Communicator Creation and Management Functions

The following functions are public APIs exposed by NCCL to create and manage the collective communication operations.

ncclGetVersion

ncclResult_t ncclGetVersion(int* version)

The ncclGetVersion function returns the version number of the currently linked NCCL library. The NCCL version number is returned in version and encoded as an integer which includes the NCCL_MAJOR, NCCL_MINOR and NCCL_PATCH levels. The version number returned will be the same as the NCCL_VERSION_CODE defined in nccl.h. NCCL version numbers can be compared using the supplied macro; NCCL_VERSION(MAJOR,MINOR,PATCH)

ncclGetUniqueId

ncclResult_t ncclGetUniqueId(ncclUniqueId* uniqueId)

Generates an Id to be used in ncclCommInitRank. ncclGetUniqueId should be called once when creating a communicator and the Id should be distributed to all ranks in the communicator before calling ncclCommInitRank. uniqueId should point to a ncclUniqueId object allocated by the user.

ncclCommInitRank

ncclResult_t ncclCommInitRank(ncclComm_t* comm, int nranks, ncclUniqueId commId, int rank)

Creates a new communicator (multi thread/process version). rank must be between 0 and nranks-1 and unique within a communicator clique. Each rank is associated to a CUDA device, which has to be set before calling ncclCommInitRank. ncclCommInitRank implicitly synchronizes with other ranks, hence it must be called by different threads/processes or use ncclGroupStart/ncclGroupEnd.

ncclCommInitAll

ncclResult_t ncclCommInitAll(ncclComm_t* comms, int ndev, const int* devlist)
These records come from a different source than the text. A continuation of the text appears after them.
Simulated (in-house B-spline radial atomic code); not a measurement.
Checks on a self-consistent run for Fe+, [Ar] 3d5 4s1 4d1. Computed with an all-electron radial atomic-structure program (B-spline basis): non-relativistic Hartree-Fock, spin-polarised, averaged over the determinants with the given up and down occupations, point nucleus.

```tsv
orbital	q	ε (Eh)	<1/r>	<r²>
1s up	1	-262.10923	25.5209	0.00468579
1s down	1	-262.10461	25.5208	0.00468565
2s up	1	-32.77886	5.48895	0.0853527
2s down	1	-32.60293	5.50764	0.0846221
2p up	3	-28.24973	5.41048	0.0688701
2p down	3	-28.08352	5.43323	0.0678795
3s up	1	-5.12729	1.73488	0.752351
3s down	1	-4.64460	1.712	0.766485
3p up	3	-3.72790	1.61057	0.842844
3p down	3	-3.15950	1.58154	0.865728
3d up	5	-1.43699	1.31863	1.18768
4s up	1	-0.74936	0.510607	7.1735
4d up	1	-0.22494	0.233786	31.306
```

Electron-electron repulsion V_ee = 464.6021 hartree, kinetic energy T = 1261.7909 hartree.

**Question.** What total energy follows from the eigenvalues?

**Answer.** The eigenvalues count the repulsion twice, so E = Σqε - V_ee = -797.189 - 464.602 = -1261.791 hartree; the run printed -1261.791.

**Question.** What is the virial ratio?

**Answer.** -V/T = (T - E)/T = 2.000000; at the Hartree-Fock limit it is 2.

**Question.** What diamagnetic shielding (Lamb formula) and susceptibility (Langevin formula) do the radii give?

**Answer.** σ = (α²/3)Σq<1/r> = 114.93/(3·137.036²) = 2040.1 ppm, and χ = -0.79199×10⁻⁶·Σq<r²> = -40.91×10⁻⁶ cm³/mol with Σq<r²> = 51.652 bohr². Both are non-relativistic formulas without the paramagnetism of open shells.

Creates a clique of communicators (single process version). This is a convenience function to create a single-process communicator clique. Returns an array of ndev newly initialized communicators in comms. comms should be pre-allocated with size at least ndev*sizeof(ncclComm_t). devlist defines the CUDA devices associated with each rank. If devlist is NULL, the first ndev CUDA devices are used, in order.

ncclCommDestroy

ncclResult_t ncclCommDestroy(ncclComm_t comm)

Frees resources that are allocated to a communicator object comm. Waits for any uncompleted operations before destroying the communicator.

ncclCommAbort

ncclResult_t ncclCommAbort(ncclComm_t comm)

Frees resources that are allocated to a communicator object comm. Will abort any uncompleted operations before destroying the communicator.

ncclCommGetAsyncError

ncclResult_t ncclCommGetAsyncError(ncclComm_t comm, ncclResult_t* asyncError)

Queries whether the communicator has encountered any asynchronous errors. If there has been an error on the communicator, user should destroy the communicator with ncclCommAbort(). If an error occurs on the communicator, nothing can be assumed about the completion or correctness of operations enqueued on that communicator.

ncclCommCount

ncclResult_t ncclCommCount(const ncclComm_t comm, int* count)

Returns in count the number of ranks in the NCCL communicator comm.

ncclCommCuDevice

ncclResult_t ncclCommCuDevice(const ncclComm_t comm, int* device)

Returns in device the CUDA device associated with the NCCL communicator comm.

ncclCommUserRank

ncclResult_t ncclCommUserRank(const ncclComm_t comm, int* rank)

Returns in rank the rank of the NCCL communicator comm.